Using some sort of internet search engine (if you want to find a similar one, you can look it up on Google) all of Sean Bean’s roles in film and television were listed to create a population of Sean Beans. From here forward, the collective noun for Sean Beans used will be “population” rather than the perhaps more common “can” or “cemetery.” Sean Bean’s roles in theatre or performing voiceover in video games were not included due to a combination of being too difficult to include, laziness and the words “Sean Bean” starting to lose all meaning. The actual actor Sean Bean (the Alpha Sean) was also included, as while technically it is an ongoing role, we do know with reasonable certainly that Sean Bean will die at the end of it. The Alpha Sean was not included in any cause of death calculations in case I end up as a suspect in a future murder investigation. Jupiter Ascending was not included for obvious reasons.

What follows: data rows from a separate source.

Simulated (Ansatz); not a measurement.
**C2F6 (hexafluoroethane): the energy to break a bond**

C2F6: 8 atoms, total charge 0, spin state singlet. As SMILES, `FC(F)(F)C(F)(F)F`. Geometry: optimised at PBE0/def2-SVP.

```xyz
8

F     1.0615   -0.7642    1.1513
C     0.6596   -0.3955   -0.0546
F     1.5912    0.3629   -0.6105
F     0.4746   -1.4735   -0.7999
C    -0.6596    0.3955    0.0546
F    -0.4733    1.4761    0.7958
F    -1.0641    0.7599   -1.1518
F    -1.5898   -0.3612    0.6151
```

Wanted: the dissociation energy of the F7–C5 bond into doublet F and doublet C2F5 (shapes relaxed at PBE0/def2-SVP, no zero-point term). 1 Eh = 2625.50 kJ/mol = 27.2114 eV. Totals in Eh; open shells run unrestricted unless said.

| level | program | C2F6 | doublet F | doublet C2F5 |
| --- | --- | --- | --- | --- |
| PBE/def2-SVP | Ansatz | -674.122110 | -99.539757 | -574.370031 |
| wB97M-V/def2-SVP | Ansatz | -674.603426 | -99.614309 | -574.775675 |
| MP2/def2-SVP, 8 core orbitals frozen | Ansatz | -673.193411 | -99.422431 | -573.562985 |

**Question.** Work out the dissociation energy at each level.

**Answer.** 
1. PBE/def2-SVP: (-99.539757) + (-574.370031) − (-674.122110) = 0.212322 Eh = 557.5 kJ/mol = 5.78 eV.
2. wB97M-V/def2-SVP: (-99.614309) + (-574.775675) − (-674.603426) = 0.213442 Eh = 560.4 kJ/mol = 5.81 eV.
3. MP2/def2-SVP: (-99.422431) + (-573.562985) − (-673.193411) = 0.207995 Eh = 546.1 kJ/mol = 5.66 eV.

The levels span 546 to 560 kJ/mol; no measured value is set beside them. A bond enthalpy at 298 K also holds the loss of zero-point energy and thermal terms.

The number of times Sean Bean was dead at the end of a film/TV show and the number of times Sean Bean was alive at the end of a film/TV show were counted and used to calculate the incidence of death for the total population of Sean Beans. The incidence rate is the number of new cases of a disorder or death within a population over a specified period of time. This is commonly express in terms of per 100,000 persons per year. In terms of deaths, this in some ways can be seen as equivalent to the Mortality Rate. Some basic demographics, causes of deaths and intentionality of deaths were also calculated.

The demographics for the population of Sean Beans are shown in Table 1.

Table 1. Sean Bean Demographics

Characteristic Sean Bean Numbers
N 75
Mean (SD) age, years 6,0810,851.05 (523,114,369.60)
Species, n (%)
Actor 1 (1.33)
Human 71 (94.67)
Lion 1 (1.33)
Portrait 1 (1.33)
God 1 (1.33)
Alive, n (%) 45 (60.00)
Dead, n (%) 30 (40.00)

The incidence of Sean Bean deaths across the total existence so far of Sean Beans (6000 BCE to 2072) is 4.85 per 100,000 person per year. The causes of Sean Bean death and intentionality of Sean Bean death are shown in figures 1 and 2, respectively. The most common cause of death was being shot by a gun. The best cause of death was fall from cliff due to a herd of cows. Most Sean Bean deaths were intentional (as a result of homicide) compared with accidental and orcicide.

Figure 1

Figure 1. Cause of Sean Bean death.

Figure 2

Figure 2. Intentionality of Sean Bean death.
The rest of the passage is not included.